Fortunately their son is Oliver Bray, the director of award-winning Winchester-based architectural practice OB Architecture, which undertakes projects across the country. Oliver suggested that he would design them an exciting, one-off house to cater for their future needs.
A developer had purchased a small house set within a large garden and created two plots — one to build on and the other to sell. The third of an acre garden plot stands back from the cliff-top in Milford on Sea, which meant that building a two storey house would ensure sea views from the first floor rooms.
“Olly favours contemporary design, so we knew the house would be modern, and he worked hard to make the very best use of our plot,” says Linda.

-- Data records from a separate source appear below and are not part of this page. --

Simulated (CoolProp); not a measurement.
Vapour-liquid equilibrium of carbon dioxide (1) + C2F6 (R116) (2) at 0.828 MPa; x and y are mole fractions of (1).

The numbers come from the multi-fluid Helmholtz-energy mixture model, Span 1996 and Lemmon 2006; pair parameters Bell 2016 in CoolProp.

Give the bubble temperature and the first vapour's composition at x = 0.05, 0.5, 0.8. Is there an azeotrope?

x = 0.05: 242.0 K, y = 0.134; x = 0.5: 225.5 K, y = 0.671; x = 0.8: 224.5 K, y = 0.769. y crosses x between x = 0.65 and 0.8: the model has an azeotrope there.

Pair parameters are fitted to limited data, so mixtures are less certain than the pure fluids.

- Name: Mike and Linda Bray
- Build cost: £630,000 (£2,704/m2)
- Build time: 1 year 5 months
- Location: Hampshire
- The reverse-level design – with the main living area positioned on the first floor – makes the most of the sea views
- Self-build provided the couple with a route to creating an individual and accessible home, futureproofed for Mike, who lives with multiple sclerosis
- The timber frame build is clad in a combination of untreated timber, zinc and self-coloured render, for a low-maintenance finish
“The site did present us with a few challenges,” says architect Oliver Bray. “First of all, it was set between two traditional low-lying thatched cottages that were identified by the planners as being of architectural significance in the local area. Secondly, the views out to sea were only achievable at first floor level, and thirdly, the front, less-private side to the plot faced south, meaning there would be a conflict between the road and the proposed garden that would front on to it.
“Following initial discussions with the planners, we developed a concept of four interlocking forms that would give the accommodation required, while respecting the scale of the cottages either side and the important views they provided to the village. In spite of the sensitive nature of the site, the planners were very receptive to our contemporary approach.”
The materials were specified with the coastal environment in mind. Glazing is a particular feature, with south-facing sliding glass doors looking out to sea and smaller windows to the sides, which guard privacy.
“We live in an area of special character, and the parish council felt the design was out of keeping with neighbouring pastiche thatched cottages, which meant that we had to attend the council planning committee meeting,” says Mike.
The majority voted for the plans to be approved, allowing the Brays to sell their previous home to fund the build. The couple moved into a rented flat half a mile from their plot.
A frosted window was specified for privacy at the top of the American white oak staircase; the latter is illuminated to dramatic effect. It leads to the sitting room and kitchen diner on the first floor, where the stairwell acts as a divide between the two spaces. The monochrome interior scheme continues throughout, with Porcelanosa dark grey matt porcelain floor tiles laid over underfloor heating in the living spaces, and in rooms such as the dramatic ground floor wetroom
A Challenging Build
“Oliver recommended that the house should be timber frame” says Mike. “In the end we opted for a local company, who took on the contract to build the entire house. They started in January 2010 but six months later they went bankrupt, having only completed the foundations and the structural steelwork.”
Luckily the Brays had not paid the company in advance and were able to take over the build themselves — employing some of the tradesmen who had previously worked on site.
“We had a lot of problems with the subcontractors, and ended up in court trying to reclaim £10,000 owed to us by the glazing contractor, so it wasn’t a straightforward build by any means,” says Mike.
This coastal new build is clad in a mix of render, zinc and cedar, all providing a low-maintenance finish
The result is an energy-efficient, low-maintenance building, with predominantly tiled floors laid over underfloor heating, which is fuelled by an air-source heat pump. There is a ventilation and heat recovery system and a 5,000 litre rainwater harvester, which supplies the toilets with recycled water.
The south-facing façade features large areas of glazing to make the most of passive solar gain and views towards the sea, with an external, sheltered balcony being a prime viewing platform. Below, blockwork has been clad in granite to create external planters and seating, which complements the Eclipse granite paving from Marshalls
Designing an Accessible Home
Ground floor bedrooms and a lift to the open plan kitchen/dining/living space and balcony on the first floor — ensuring that Mike is able to access every room with ease. Sliding glass doors open directly to the terrace on the ground floor, with no steps or changes in floor level.
The lift cost around £13,000 to install in the double-height atrium, and opens into the ground floor hallway and the first floor dining area. “We wanted to buy the lift in the UK, but in the end we could only find what we wanted in Austria, and the company’s engineer came across and supervised the installation,” says Linda.